#062 People Who Made Significant Career Changes
People Who Made Significant Career Changes
This month, I’m talking about starting, changing, and restarting your career. Last week’s episode covered how to identify the source of your job dissatisfaction and what to do about it.
Today, I’m presenting case studies of people who made significant career changes, and the lessons to be learned from those changes. My hope is that you might identify with one or more of these case studies and find hope and direction in the paths they took.
Case Study #1 – “Jennifer”
“Jennifer” is a 25-year old with a bachelor’s degree in Communication and Media Studies. When she came to me, she was working as a Model Manager for a NYC modeling agency.
Although this was her first full-time job, “Jennifer” had done internships with two NYC PR firms. This work interested “Jennifer,” but she told herself she didn’t have the qualifications to get a full-time job at a PR firm.
Initially, “Jennifer” expressed an interest in moving to the other side of the table, as a Talent Booking Coordinator for a company-perhaps one of the ones she had supplied models for as a Model Manager.
The profile of her ideal employer certainly supported this career move, as did her top skills in organization, research, attention to detail, communication, and a wide base of knowledge.
Here’s where things got interesting for “Jennifer:” when she completed the Target Employer Ranking form. This is where a client identifies about 25 potential “dream” employers, then evaluates those employers against the criteria the client has identified as being ideal for her.
On her list initially was just 2 PR firms, and both firms came out on the top of her ranking form, largely because of the collaborative working environment and the opportunity to do a wide range of tasks.
My recommendation to “Jennifer,” who I’m still working with, is to add a couple more PR firms to her target employer list and evaluate them.
This process has been such a revelation for “Jennifer,” who now is full-speed ahead on gaining a position in PR, and who recognizes the value she will bring to a PR firm. She is energized and highly motivated!
While“Jennifer” and I haven’t yet launched her job search, she has extensive NYC connections in PR firms including the two she interned with, and I have absolute confidence in her ability to land her dream job.
Case Study #2 – “Randy”
“Randy” is a 26-year-old with an Associate degree in Turf Management. He is currently working as a groundskeeper for a major league sports team and will complete his bachelor’s degree in Business Administration in about three months.

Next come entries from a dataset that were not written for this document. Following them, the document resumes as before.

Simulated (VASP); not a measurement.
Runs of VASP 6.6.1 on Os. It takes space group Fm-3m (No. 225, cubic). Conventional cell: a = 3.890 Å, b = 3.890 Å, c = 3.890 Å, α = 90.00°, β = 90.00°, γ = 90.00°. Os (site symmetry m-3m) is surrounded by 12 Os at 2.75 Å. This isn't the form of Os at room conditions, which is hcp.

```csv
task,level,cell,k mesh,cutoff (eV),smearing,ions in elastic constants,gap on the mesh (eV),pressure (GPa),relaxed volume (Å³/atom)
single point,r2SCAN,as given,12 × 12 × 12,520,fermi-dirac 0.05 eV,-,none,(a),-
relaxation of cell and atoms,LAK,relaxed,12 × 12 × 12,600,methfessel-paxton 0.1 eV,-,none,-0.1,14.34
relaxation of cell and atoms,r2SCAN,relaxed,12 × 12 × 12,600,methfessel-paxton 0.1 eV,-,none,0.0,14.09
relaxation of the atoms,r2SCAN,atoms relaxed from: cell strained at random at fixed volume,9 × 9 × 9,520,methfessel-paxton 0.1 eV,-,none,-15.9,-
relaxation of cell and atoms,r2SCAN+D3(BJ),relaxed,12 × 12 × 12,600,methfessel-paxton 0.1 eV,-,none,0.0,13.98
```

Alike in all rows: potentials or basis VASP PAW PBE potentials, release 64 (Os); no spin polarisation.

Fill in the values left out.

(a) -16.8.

He’s very dissatisfied in his current position, mostly due to the lack of decision-making ability he has and a work environment that isn’t collaborative. He has felt for some time that he is meant for more, professionally speaking, than what he’s currently doing. The question has been what that “something more” is.
Before earning his Associate degree, “Randy” was at a university with majors in Economics, Business, and a minor in Actuarial Science. In short, “Randy” didn’t have a career path, and eventually took a break from higher education to figure himself out.
When he first came to me about majoring in Turf Management at a technical school, I didn’t see the fit. However, “Randy’s” personality and interest assessments presented an unusual picture: he likes to work with his hands AND he wants to be in a position of influence. He has a high need for structure and routine and has strong attention to detail. Further, Randy wants to work in a field where he can improve processes to make them more effective and efficient.
“Randy” is currently conducting informational interviews and job shadowing with people in supply chain management. He is 90% certain this is the field he wants to pursue.
What’s up next with “Randy?” We will be redesigning his resume and LinkedIn profile to show the transfer-ability of his skills and accomplishments in light of his new career path.
We’ll then map out a job search strategy that focuses on active methods to get an entry-level position in supply chain management. Then we’ll conduct some practice interviews to hone both his interviewing skills and his comfort level with presenting himself in a completely new line of work.
Case Study #3 – “Michael”
“Michael” is a 22-year-old recent college graduate with a bachelor’s degree in Global Business. When he came to me, he was doing contract work for an abstract company.
As we went through the “Land Your Dream Job” program, “Michael’s” interest in human resources emerged. He wanted work with variety and required interaction with colleagues. He considers himself a caring and empathetic person. “Michael” has strong attention to detail and is a quick and efficient worker.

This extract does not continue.